Smartphones and tablets boost ARM’s sales
Smartphones and tablets helped ARM beat its quarterly forecasts, posting a 22% jump in profits.
The Cambridge-based chip designer said its third-quarter pretax profit jumped to £68.1 million on revenue 20% higher at £144.6 million.
“ARM is sensitive to some strong growth areas, like smartphones and tablets, and those of course are the parts of the industry that are growing much faster than the average,” chief financial officer Tim Score told reporters.
Score said the strong result was largely due to a 25% rise in royalties to $121.1 million, about $6 million ahead of expectations and far outstripping the 4% growth in industry revenues.
Sales of ARM’s more expensive Cortex-A designs, which are used by Apple and by Qualcomm for its Snapdragon chips, were particularly strong, Score said.
Cortex-A accounted for 9% of shipments, up from 5% a year ago, but it accounted for 35% of royalties, the company said. The technology helped average royalty rates per chip rise to 4.9 cents from 4.4 cents.
Licensing demand for Cortex technology was also strong, with seven Cortex-A licenses out of a total 29 signed in the quarter, helping total licensing revenue rise 15%, the company said.
“ARM’s Cortex-A class technology is increasingly being used beyond mobile and mobile computing applications, and this quarter we saw Cortex-A licenses for gaming, digital TVs, home entertainment systems, servers and GPS navigation systems,” the company added.

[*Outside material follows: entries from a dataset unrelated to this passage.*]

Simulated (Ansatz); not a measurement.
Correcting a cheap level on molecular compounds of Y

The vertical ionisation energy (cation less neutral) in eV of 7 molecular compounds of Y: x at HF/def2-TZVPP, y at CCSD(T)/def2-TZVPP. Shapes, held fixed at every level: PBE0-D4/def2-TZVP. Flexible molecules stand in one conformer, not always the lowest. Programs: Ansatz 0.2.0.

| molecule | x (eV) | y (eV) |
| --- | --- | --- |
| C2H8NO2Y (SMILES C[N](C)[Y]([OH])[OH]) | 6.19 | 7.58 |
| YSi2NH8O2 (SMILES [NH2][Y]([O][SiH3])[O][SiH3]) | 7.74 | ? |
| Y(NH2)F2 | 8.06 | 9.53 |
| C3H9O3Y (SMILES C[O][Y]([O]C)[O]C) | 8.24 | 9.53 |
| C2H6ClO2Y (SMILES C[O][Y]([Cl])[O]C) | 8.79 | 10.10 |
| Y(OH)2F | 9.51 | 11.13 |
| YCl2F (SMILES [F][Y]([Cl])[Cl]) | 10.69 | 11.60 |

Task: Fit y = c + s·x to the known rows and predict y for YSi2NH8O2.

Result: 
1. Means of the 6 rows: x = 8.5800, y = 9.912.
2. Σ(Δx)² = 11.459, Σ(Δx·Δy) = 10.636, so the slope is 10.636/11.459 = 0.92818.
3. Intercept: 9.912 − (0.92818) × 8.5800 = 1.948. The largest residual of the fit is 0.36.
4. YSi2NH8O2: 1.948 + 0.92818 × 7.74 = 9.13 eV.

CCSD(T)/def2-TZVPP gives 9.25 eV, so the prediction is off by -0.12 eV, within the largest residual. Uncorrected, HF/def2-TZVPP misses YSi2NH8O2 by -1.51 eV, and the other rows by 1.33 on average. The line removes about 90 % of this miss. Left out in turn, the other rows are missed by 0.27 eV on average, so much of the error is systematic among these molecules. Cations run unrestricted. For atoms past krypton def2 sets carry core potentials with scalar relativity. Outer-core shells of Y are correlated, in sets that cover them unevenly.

ARM, which reports royalty revenues a quarter in arrears, said indications from its chip-making customers pointed to a moderate sequential increase in royalty revenue in the final quarter, reflecting caution about holiday period sales.
Score said the semiconductor industry expected to see a low-single-digit percentage uplift quarter-on-quarter for the holiday period, rather than about the 10% growth usually seen.